Being at home means being with God

Being at home means being with God

One of the most moving moments of my first four years of priesthood was celebrating the Vigil Mass of Christmas in a homeless shelter for women run by the Legion of Mary.

When I was preaching the sermon, I casually mentioned that Jesus was born into homelessness. I thought it was a totally normal thing to say, but a few of the residents sat up in their chairs as if this had never occurred to them, that their awful condition – loneliness, hostility, uncertainty, cold – was a condition shared by their Saviour.

They seemed never to have made the connection, so I improvised a bit on the theme and the look on their faces was extraordinary. As I mentioned some of the struggles the Holy Family would have gone through, being homeless in a strange place, one of the women whispered out loud, “God love them”.


I had just read G.K. Chesterton’s wonderful poem about Bethlehem, so I was able to share with them his insight into the homelessness of the Child Jesus: “A child in a foul stable,/Where the beasts feed and foam;/Only where He was homeless/Are you and I at home”.

In Christ, God became homeless so that we could cease to be homeless; he stepped into the darkness to lead us into the light; he allowed himself to feel the freezing cold so as to draw us into the warmth of his presence. Very simply, the child born in Bethlehem is our way home.

And this year above all years, we feel the need for home. How often have we described 2020 as a “strange year”? It has certainly been an unhomely year for many of us. Even our Christmas celebrations have been muted. Comfort, contact, community – all these things which make us feel at home, all have been taken away to varying degrees, plunging us into a certain kind of homelessness.


This is immensely painful, but it can be a reminder too that, for us Christians, this world is not our ultimate home, and being at home – truly, safely, peacefully at home – means being with God, in this life and the next. And at Christmas we recall with joy that it is God who takes the initiative in this encounter, God who comes to be with us: “Only where He was homeless are you and I at home”.

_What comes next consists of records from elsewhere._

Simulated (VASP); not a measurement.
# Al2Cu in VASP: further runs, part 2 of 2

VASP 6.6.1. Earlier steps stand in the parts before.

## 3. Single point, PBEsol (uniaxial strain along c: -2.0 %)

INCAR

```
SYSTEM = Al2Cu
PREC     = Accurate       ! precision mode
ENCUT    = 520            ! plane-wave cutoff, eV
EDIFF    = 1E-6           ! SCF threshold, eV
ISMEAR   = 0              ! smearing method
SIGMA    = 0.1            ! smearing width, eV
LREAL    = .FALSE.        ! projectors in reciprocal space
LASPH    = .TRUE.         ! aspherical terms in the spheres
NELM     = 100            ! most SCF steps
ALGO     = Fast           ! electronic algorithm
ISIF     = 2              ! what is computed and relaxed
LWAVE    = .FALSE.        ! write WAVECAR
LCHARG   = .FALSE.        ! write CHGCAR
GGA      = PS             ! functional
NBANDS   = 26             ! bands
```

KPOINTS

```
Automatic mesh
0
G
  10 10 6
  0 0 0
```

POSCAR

Enduring in a place of danger

“Only where he was homeless are you and I at home”: the Cistercian monks of Tibhirine knew how true this was. They were martyred 25 years ago in Algeria, but before their murder they received many death threats. They knew perfectly well that staying on in this mission territory was dangerous. Their north-African home had become a strange, unhomely place, and some encouraged them to return to the comfort of France. But in the mystery of Christmas they found the strength to stay. Their prior Christian de Chergé wrote: “We must find in the mystery of the Incarnation our true reasons for staying here, despite the threats. Christmas is about Emmanuel, God silently present”.

They found the strength to stay, to endure joyfully in a place of danger, to live hopefully in strange times, because they knew that God was with them in the child Jesus. This little child, Fr Christian preached at their last midnight Mass, came to each of them to be held in their arms, and to offer to each a way forward, “the little way of Christmas”, a way home.


Making homes merry with Christ-centred carols

It has been very painful for congregations not to be able to welcome the birth of Christ by singing familiar Christmas carols. Churches normally filled with joyful voices have been strangely silent this Christmas. All the more reason, then, we should make sure our homes are filled this season with the merriness of Christ-centred carols. With the help of the Internet, we can even access Christmas music from around the world. I love the ‘Carol of the Birds’ and ‘RiuRiu Chiu’ from Spain, as well as the French song, ‘Il est né le divin enfant’. But nothing can beat the Kilmore Carols, especially the haunting ‘Jerusalem, our happy home’, which stirs up the Christian hope of heaven, a hope made possible by the Christ-child: “Jerusalem our happy home, When shall we come to thee?/When shall our sorrows have an end? Thy joys when shall we see?/There’s cinnamon that scenteth sweet, there palms spring on the ground;/No tongue can tell, no heart can think what joys do there abound”.